The Germans in the unusual role of impractical dreamers

We Brits haven’t properly understood the scale of the German Energiewende, or energy transition. A recent seminar at Germany’s Environment Agency (Umwelt Bundesamt or UBA) assessed whether the country could stop using fossil fuels entirely by 2050 and concluded it is technically feasible to produce all the country’s energy (and not just electricity) from renewable sources without using biomass, nuclear or carbon capture. This would mean generating about 3,000 terawatt hours (TWh) of renewable electricity and converting most of this into methane (Power to Gas) or methanol/butanol (Power to Liquid).  This is six times current electricity generation from all sources. And it assumes a 50% reduction in Germany's total energy use. Are they mad? I think they probably are. But Germany society is strongly behind the Energiewende and we shouldn’t underestimate the ability of a determined, resourceful and technologically sophisticated country to achieve almost unimaginable growth in renewable energy. What looks to us like impractical dreaming may eventually work. 

Looked at as a multiple of existing low carbon generation, the target numbers are even more startling. In 2013, German wind produced 47 TWh and solar 30 TWh. Hydro added a further 15 TWh. In total, these renewable sources provided 92 TWh, or about 3% of what the Agency says will be needed to decarbonise the economy in 2050. Large scale expansion of hydro power is not an option. So wind and solar will have to be expanded about 40 fold to cover all the country’s energy needs.

It should be said that the UBA seminar papers avoided any detailed discussion of how the country will grow PV and wind to meet the huge need for electricity at mid-century. A 40 fold expansion of PV would mean that over half of German grassland would carry photovoltaic panels but nobody mentioned this. Of course some energy can be imported, but since most other countries in Europe will attempting their own form of Energiewende there won’t be much surplus to go around.
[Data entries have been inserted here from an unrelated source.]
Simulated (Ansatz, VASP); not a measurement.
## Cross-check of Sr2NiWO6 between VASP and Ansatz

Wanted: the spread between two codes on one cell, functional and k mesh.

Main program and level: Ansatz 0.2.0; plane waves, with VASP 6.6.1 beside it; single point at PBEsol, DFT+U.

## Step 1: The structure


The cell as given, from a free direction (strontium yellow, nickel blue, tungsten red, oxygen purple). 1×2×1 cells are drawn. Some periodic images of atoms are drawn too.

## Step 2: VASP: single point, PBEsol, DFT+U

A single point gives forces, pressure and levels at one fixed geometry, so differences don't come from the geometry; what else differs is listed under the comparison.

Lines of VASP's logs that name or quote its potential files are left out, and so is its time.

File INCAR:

The nature of the ambition.

The UBA seems to have decided that a low-carbon future critically depends on using electricity to completely replace gas and motor fuels. Whereas the UK talks of converting to electric cars and using electric heat pumps to provide home heating, Germany is committing to using power as the raw material for renewable methane and for renewable liquid fuels. (Older articles on this web site have looked at the reasons why the natural gas grid is the only conceivable way of storing surplus electricity generated on very windy days).

One paper at the symposium examined the relative storage capacities of the existing electricity system in Germany (this is almost entirely hydro-electric power schemes that pump water uphill when the grid is in surplus and then let it flow down again at times of shortage) and compared it with gas and oil storage networks.

German primary and final consumption

The argument is compelling: large scale seasonal storage of electricity can only be achieved by converting power into gas, through electrolysis and methanation, or into methanol/butanol using similar processes. Whatever advances we can possibly expect in batteries or other conventional technologies won't provide more than a tiny fraction of the energy storage we will need. Complete decarbonisation, the UBA seems to be saying, will need huge investment in today’s nascent power to gas and power to liquids technologies.

The graphic below makes repeated appearance in the symposium papers.

specht graphic

To replace all carbon fuels with renewable electricity, much of it converted to other energy carriers, necessarily involves large conversion losses. Turning surplus power into methane, and then burning it a gas-fired power station to regenerate electricity, recreates less than a third of the original energy. But if an advanced society, such as Germany or the UK, really wants to decarbonise, there really is very little choice. We have to accept the wastage of energy entailed because intermittent renewables will otherwise need huge backup from fossil fuels.

The scale of what is envisaged

The seminar saw estimates of the amount of primary energy needed to create the fuels a modern economy requires. The table below gives the figures.


Primary energy needed Final energy created from this
Electricity 550 TWh 460 TWh (1)
Gas 1110 TWh 300 TWh
Liquid fuels 1280 TWh 520 TWh

 (1)      For electricity, the difference between primary and final energy arises from grid losses and from the losses in pumped hydro and in using some electricity for making methane, prior to conversion back to electricity.

The Germans are saying no to nuclear, but also to CCS and biomass. In one paper from a UBA employee, CCS is called ‘unsustainable’, an attitude remarkably at variance with the UK position. Biofuels of all forms are rejected for similar reasons. So all energy (not just electricity) comes from renewables in 2050 and the UBA sees PV and wind as being the dominant source. The need is for almost 3,000 Terawatt hours of electricity to provide this.

Today Germany has 36 GW of PV, compared to around 3 in the UK. This technology 5.3% of total electricity production in 2013. Wind power supplied about 8% of all electricity need from 33 GW of turbines, about four times the UK’s capacity.

To supply just Germany’s current electricity demand, not the total energy need that the UBA suggests, would need a sevenfold increase in turbines and solar panels. This is not impossible, particularly if Germany successfully moves into offshore wind, which is currently a negligible fraction of its wind capacity. But can Germany reasonably aim to then increase renewable electricity a further six fold to produce the power for methane and butanol production as well? I’m sceptical.

There’s one other important point. Whether or not Germany achieves the ambition of 100% renewable energy, avoiding biofuels and other questionable sources, it is now very focused on developing conversion technologies that turn large volumes of electricity into gas and liquid energy carriers. There is no discussion whatsoever of this in the UK. Time to start learning from the German focus on this critically important issue?